As a follow-up to last week’s Q&A event we asked candidates to submit written responses to questions and enable those, who were unable to attend, to get a picture of each candidate.
In the recent community perceptions survey, staff understanding of community needs and how open and transparent Council processes are, are rated low in South Fremantle residents. What are your plans to improve this?
The Fremantle community is more engaged than most. Our people form strong opinions on most issues. Debates can be polarising and even combative. Our community has a high expectation of being kept informed.
Some issues are extremely complex and it can be hard to provide information in an easily digestible format. I will continue to push the CEO to deliver better ways of providing information so our community conversations are well informed.
The Council meetings and committees are all open to the public but few people attend. We need to find better ways of enabling the community to see what their Council is discussing, such as using live streaming.
The role of the Councillor is to be available for residents and ratepayers to help explain and/or clarify proposals and decisions. I always endeavour to articulate information in the detail necessary and in a language suitable for the audience.
Fremantle’s Vital Signs report shows housing diversity and housing stress is a key issue in Fremantle, which could be a contributing factor to high levels of psychological distress of 1 in 10 Fremantle residents. As a councillor what would you do to improve this?
Council must do a better job at working with the State and Federal governments in delivering the key services and housing we need. Council has limited capacity or authority to provide social services or housing but we can play a lead role in facilitating a coordinated regional response by all the agencies. There appears to be a slow incremental loss of social housing in Fremantle and this must be halted.

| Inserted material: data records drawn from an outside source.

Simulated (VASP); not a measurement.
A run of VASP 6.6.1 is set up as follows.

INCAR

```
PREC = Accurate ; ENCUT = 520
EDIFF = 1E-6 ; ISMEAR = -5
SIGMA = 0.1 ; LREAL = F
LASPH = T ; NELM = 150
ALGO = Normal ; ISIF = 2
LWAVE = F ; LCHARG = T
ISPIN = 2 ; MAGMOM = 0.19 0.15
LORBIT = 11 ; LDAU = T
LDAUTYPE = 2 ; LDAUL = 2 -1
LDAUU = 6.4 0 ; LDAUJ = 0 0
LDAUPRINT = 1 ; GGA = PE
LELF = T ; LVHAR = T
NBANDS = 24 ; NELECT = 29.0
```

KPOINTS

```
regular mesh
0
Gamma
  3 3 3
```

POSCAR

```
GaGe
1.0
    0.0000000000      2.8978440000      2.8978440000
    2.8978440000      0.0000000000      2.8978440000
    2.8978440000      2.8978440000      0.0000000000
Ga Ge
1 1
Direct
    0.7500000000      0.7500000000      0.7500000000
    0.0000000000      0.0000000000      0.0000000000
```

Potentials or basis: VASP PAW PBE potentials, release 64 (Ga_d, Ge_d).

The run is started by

Council must provide incentives for affordable housing in our planning scheme and policies. Also, we can facilitate developments using Council owned assets. Using this dual approach I’ll deliver the following:
- Student housing, possibly over the Leisure Centre car park;
- ‘Key Worker’ housing, via planning incentives;
- Self-developed housing models and shared equity housing;
- Specialised housing designed for people with disabilities; and,
- New options for empty nesters struggling to stay in Freo.
Since there is a lot of focus on economic development in the City centre, how do you plan to enhance South Fremantle economically.
Implementing the South Terrace traffic calming and streetscape works as soon as possible is critical to providing the right environment for business to thrive. We must develop a balanced and integrated approach to parking in South Fremantle. We must also kick-start the business precinct group again to help build a clear marketing approach for the precinct
Other longer-term economic opportunities exist in areas either side of Hampton Road south of the Duoro Road intersection. I will work with the major landowners to explore ways of transforming the area to include a district shopping centre set within a town centre environment and surrounded by much needed urban infill.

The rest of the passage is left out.